Capacitors
| English | Chinese | Pinyin |
|---|---|---|
| capacitor | 电容器 | diàn róng qì |
| farad | 法拉 | fǎ lā |
A camera flash: store charge slowly, dump it all at once
- A camera charges up quietly, then fires a burst of light in an instant.
- Behind it is a capacitor 电容器 — a device that stores electric charge and releases it fast.
- It is two conductors holding opposite charge, with a field trapped between them.
- Capacitors run flashes, smooth power supplies, and time circuits.
What a capacitor is
- A capacitor is two conducting plates separated by a small gap.
- Connect it to a voltage and one plate gains + charge, the other −.
- The capacitance $C = \dfrac{Q}{V}$ measures how much charge it stores per volt.
- Capacitance is measured in farads 法拉 ($1\ \text{F} = 1\ \tfrac{\text{C}}{\text{V}}$).

Charge up a capacitor
Watch charge build on the plates as the capacitor charges, then discharge.

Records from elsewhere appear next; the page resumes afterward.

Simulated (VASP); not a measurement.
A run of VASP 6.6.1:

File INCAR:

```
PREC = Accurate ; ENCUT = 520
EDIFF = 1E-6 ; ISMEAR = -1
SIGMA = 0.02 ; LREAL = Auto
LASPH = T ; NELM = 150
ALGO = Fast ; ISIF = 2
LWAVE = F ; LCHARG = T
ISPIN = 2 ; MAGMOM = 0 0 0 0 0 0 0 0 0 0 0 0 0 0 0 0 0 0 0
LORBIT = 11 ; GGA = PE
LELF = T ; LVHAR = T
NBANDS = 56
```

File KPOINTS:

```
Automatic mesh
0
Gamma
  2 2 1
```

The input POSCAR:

A $2\ \text{F}$ capacitor is charged to $3\ \text{V}$. How much charge does it store, in $\text{C}$?
$Q = CV = 2 \times 3 = 6\ \text{C}$.
Capacitance is defined as:
$C = Q/V$ — charge stored per volt.
Capacitance is measured in ____.
$1\ \text{F} = 1\ \tfrac{\text{C}}{\text{V}}$.
Storing energy
- A charged capacitor stores energy $U = \tfrac12 C V^2$ in the field between its plates.
- Bigger capacitance or higher voltage means more stored energy.
- Unlike a battery, it can release its energy almost instantly — hence camera flashes.
- Charging and discharging take time, set by the circuit (next in RC circuits).
The same $2\ \text{F}$ capacitor at $3\ \text{V}$ stores how much energy, in $\text{J}$?
$U = \tfrac12 CV^2 = \tfrac12 (2)(9) = 9\ \text{J}$.
What sets the capacitance
- Bigger plates store more charge, so larger area ⇒ more capacitance.
- A smaller gap between plates ⇒ more capacitance (the charges attract more strongly).
- An insulating dielectric between the plates boosts capacitance further.
- So geometry, not voltage, decides a capacitor's capacitance.
A capacitor's capacitance changes when you raise the voltage across it.
Capacitance is fixed by geometry; raising $V$ stores more $Q$ but keeps $C = Q/V$ the same.
Select all changes that increase a capacitor's capacitance.
Bigger area, smaller gap and a dielectric all raise $C$. Voltage does not change $C$.
Capacitance $C = Q/V$ is a fixed property of the capacitor itself (its plates and gap) — it does not change when you change the voltage. Raising $V$ stores more charge $Q$, keeping the ratio $C$ the same.
A capacitor of $C = 2\ \text{F}$ is charged to $V = 3\ \text{V}$.
- Charge stored: $Q = CV = 2 \times 3 = 6\ \text{C}$.
- Energy stored: $U = \tfrac12 CV^2 = \tfrac12 (2)(3^2) = 9\ \text{J}$.
A capacitor stores charge on two plates; its capacitance $C = \dfrac{Q}{V}$ (in farads) is fixed by its geometry, not the voltage. It stores energy $U = \tfrac12 CV^2$ and can release it very fast — the basis of camera flashes and smoothing circuits.